Ancient Depiction Of Greek Fire
[source]

Country of origin: Byzantium

Purpose built: To destroy any and all enemies with devastation and terror

Years used: c. 7th century – 15th century A.D.

What is it? The Byzantines were the last bastion of the Roman Empire; the capital of Constantinople was the crown jewel of the land and the crossroads of the known world, serving as a meeting place for travellers all across Europe, Asia and north Africa. As such, the city was a highly coveted one, and the Byzantines had to vigorously defend it from invaders, in particular the Ottoman Turks. When the city finally fell to Sultan Mehmet II’s army in 1453, the Roman Empire finally came to an end after over 1500 years in existence.

As such a long-standing world power, the Byzantines needed to be clever in the defence of their empire, and in particular of the city of Constantinople. In addition to their elaborate city walls, buttresses and towers that were an essential part of their land defence, the Byzantine navy was arguably the greatest in the world throughout their existence. And essential to that was the weapon known as “Greek fire.”

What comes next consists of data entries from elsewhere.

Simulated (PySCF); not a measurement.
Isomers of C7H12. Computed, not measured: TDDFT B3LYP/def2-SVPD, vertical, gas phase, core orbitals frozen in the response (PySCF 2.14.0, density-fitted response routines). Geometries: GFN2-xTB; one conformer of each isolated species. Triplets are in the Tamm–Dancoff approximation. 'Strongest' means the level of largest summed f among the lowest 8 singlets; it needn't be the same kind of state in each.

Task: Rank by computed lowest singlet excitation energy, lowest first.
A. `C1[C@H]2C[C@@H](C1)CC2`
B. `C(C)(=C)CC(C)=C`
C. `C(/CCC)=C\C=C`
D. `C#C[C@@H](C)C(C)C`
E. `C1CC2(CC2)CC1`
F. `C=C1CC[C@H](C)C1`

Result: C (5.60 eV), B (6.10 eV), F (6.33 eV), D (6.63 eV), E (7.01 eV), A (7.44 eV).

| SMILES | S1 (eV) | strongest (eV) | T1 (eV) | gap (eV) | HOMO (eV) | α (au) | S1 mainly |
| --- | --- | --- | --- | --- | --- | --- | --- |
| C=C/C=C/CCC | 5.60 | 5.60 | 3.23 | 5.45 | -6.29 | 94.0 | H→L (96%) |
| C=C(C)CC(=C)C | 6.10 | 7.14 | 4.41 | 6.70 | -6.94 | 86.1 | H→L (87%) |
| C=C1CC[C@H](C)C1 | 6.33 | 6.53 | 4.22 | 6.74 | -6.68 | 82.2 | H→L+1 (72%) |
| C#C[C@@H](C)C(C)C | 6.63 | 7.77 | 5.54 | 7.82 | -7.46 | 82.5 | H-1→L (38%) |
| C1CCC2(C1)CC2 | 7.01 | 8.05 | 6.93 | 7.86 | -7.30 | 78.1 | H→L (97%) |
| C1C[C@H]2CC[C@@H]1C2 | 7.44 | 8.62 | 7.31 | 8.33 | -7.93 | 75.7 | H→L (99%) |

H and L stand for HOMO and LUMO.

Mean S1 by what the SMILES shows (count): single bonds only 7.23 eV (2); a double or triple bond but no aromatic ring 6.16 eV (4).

It’s important to note a few things: the Byzantines weren’t Greek. Sure, they spoke the language, and shared many similar cultural customs, but I’m sure if you called a Byzantine a Greek back in the day, you probably would’ve got in a tussle for it. The name “Greek fire” comes from oversimplification of translated terms from accounts dating from after the founding of Byzantium.

Second: nobody knows the recipe for Greek fire anymore. It was a carefully guarded secret that was passed down from emperor to emperor, and as such, when Constantinople fell in 1453, the secret was lost as well. Historians have speculated that the formula was likely petroleum-based, and probably included such things as pitch, sulfur, pine or cedar resin, lime, and bitumen; it may have also contained gunpowder, or saltpeter, as historical accounts have said that it made a booming noise when fired.

Greek fire was used time and time again to defeat enemies of the Empire – it was used both in naval warfare and land battles. While it was certainly effective on land, it was even more effective on water; historical accounts seem to state that it actually ignited when it came in contact with water, and was basically impossible to put out – except with sand, vinegar, or urine.

The biggest asset for Greek fire is that the Byzantines actually had complete control of the weapon at all times – a surprising feat for such a deadly substance. Originally, it was deployed through a series of brass tubes, each with a pump at one end and a nozzle at the other, allowing it to be accurately pressurized, aimed and fired. On warships, these tubes were mounted in multiple places, akin to cannons in the gunships of the 16th through 18th centuries. On land, terra cotta hand grenades full of Greek fire were developed, and later, portable handheld tubes that infantrymen could use on the battlefield. Later developments including sending unarmed “fireships” to float into the middle of an enemy fleet, which at first would appear to be abandoned, but would then catch fire thanks to flaming arrows sent from afar. According to many historical accounts, many soldiers preferred to jump overboard and drown in the water, rather than get burned alive by Greek fire.

There are of course no modern-day demonstrations of Greek fire, but we can kind of get a sense of what it would be like thanks to the use of napalm in modern-day battles… like what the United States did in Vietnam. Instead of that, let’s go with a better, though technically fictional, example from everyone’s favorite fantasy show, Game of Thrones, from the Battle of the Blackwater in Season 1.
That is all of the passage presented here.